IMPACT EVALUATION ON SAVINGS TRAINING ON MICROCREDIT GROUPS IN RURAL INDIA

Principal Investigators: Santosh Anagol (Wharton School, University of Pennsylvania), Anandi Mani (Warwick University)
Research Team: Parul Agarwal
LEAD Centre: Centre for Microfinance (CMF)
Focus Area: Credit
Project Geography: Uttar Pradesh, India
Partner: Sonata Finance Private Limited
Status: Completed

Background:

As the microfinance sector grows, pressure mounts on microfinance providers to demonstrate social impact. Many providers refrain from offering non-financial services, claiming that these services are too expensive and outside their area of expertise. However, even microfinance institutions that do integrate social services with financial offerings have little idea about whether these interventions are effective. In this study, researchers aim to determine whether providing financial education to rural women increases the impact of microfinance.

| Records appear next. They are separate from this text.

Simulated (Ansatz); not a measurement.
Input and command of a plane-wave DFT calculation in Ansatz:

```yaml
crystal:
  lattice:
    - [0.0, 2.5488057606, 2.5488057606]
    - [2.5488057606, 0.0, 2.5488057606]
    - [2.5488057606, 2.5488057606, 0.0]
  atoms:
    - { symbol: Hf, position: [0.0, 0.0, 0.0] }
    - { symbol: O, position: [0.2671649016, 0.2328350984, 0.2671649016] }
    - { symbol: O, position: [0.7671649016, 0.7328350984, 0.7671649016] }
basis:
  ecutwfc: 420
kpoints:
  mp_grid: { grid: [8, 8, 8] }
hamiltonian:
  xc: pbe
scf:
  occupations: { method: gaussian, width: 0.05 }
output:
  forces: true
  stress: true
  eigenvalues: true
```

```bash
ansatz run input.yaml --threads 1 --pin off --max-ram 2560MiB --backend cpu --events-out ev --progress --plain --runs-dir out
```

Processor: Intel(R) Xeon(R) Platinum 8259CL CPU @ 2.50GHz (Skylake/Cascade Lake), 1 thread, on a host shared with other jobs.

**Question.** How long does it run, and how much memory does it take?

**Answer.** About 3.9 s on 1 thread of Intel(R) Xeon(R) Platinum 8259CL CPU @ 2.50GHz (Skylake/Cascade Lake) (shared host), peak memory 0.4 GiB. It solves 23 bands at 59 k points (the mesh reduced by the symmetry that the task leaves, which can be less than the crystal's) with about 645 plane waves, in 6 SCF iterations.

Academic literature on poverty and debt traps suggests that the poor may be stuck at low levels of income because they are too poor to save. Recent work has challenged this perspective by showing that the poor do in fact save. In fact, some academics think that the poor may borrow at rates far higher than would be justified by returns when they could simply increase savings, reducing their dependence high-interest credit. The financial decisions made by low-income households show that they may be paying dearly because they have not thought through simple issues related to borrowing and saving (Ananth, Karlan and Mullainathan (2007). One explanation for these suboptimal decisions is that the poor lack the skills and financial acumen to work out financial issues on their own. Cole et al (forthcoming) study the effect of a financial literacy program on probability of unbanked households in Indonesia to open a bank account. They find this program has a small, positive effect on probability of opening a bank account for those who had low levels of financial literacy at baseline. The current intervention, conducted by CMF researchers in partnership with Sonata Finance Private Limited in Eastern Uttar Pradesh, provides financial literacy training to rural microfinance clients with the aim of changing their financial behavior.